I really should have been raking

I really should have been raking.

Craning my eye level just above the bonfire, I calculated another 30,000 or so Douglas fir cones amidst the fallen woody debris awaiting my trusty blue rake. But I really don’t care for raking and any distraction is a welcome one.

In this case, a friend and I had plunked our backsides into lawn chairs and were happily nursing cold beers as the sunshine warmed our faces along with the fire.

Felt good to do nothing, especially after a busy two days – well, a day-and-a-half – of seemingly endless yard work.

It felt even better to feel the sun’s warmth, something that has been sorely lacking since, say, last September? Ah yes, there’s the note in the Farmer’s Almanac:

Sept. 13, 2010: Last actual day you will feel warm again outdoors until late April 2011.

I think El Nina is really a Spanish name for “Cold Witch.” (Feel free to replace the W with a B if you like.)

Perhaps I’m a tad harsh. After all, it’s not like I had to clear the driveway of a metre of snow, which isn’t all that uncommon during our so-called “mild” winters.

I can never forget my first winter here back in 1990-’91.

“Oh, your new here? Well, it NEVER snows!” more than one liar told me.

I believe it was late January or early February, when more than a metre of snow dumped on us and then the mercury dipped to somewhere below minus-10 Celsius. For nearly two weeks, the motorists faced life or death situations at every left turn as they attempted to see around the frozen piles of snow, idiotically left in the middle of the roads.
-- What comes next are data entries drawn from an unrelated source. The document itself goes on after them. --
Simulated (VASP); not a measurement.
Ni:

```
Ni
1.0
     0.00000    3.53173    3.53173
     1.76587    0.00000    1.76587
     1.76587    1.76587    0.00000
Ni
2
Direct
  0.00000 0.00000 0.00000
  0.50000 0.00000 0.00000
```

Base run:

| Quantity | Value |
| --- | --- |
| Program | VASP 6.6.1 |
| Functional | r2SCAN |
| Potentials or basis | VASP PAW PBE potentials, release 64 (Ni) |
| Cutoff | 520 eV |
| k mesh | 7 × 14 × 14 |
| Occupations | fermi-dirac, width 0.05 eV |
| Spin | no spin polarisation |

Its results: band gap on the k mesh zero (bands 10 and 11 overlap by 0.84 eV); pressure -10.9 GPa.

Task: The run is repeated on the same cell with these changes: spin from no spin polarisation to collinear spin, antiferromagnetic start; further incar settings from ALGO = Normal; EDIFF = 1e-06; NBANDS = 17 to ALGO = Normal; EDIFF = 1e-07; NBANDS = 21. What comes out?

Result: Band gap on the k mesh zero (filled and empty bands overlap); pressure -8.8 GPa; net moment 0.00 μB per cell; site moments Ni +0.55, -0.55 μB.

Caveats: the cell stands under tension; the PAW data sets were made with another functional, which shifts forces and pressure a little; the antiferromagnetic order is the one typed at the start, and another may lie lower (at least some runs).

City workers have since improved their snow removal techniques and, fortunately, we’ve never had another winter as brutal as that one since.

This one was a little different. Cooler than usual, for longer, and seemingly more rain. I have trouble understanding how it could rain EVEN MORE here in the winter, but it has.

That will ultimately translate into more cones on the firs which inevitably will lead to more raking. But that will be for another day and right now the only thing I’m looking forward too is another brewski.

Life is good here, very good, and I’m grateful to have found this corner of paradise...even with all the rain.

A few weeks back, someone complained, “It’s too wet! It couldn’t be worse!”

I thought for a second and replied, “You’re right. It can’t be worse than the massive flooding in Australia, the earthquake in New Zealand, or the catastrophic earthquake in Japan, followed by a killer tsunami and nuclear  reactor disaster…”

The whining immediately ceased as we both smiled; that knowing smile of two people who know just how lucky we are to be just where we are.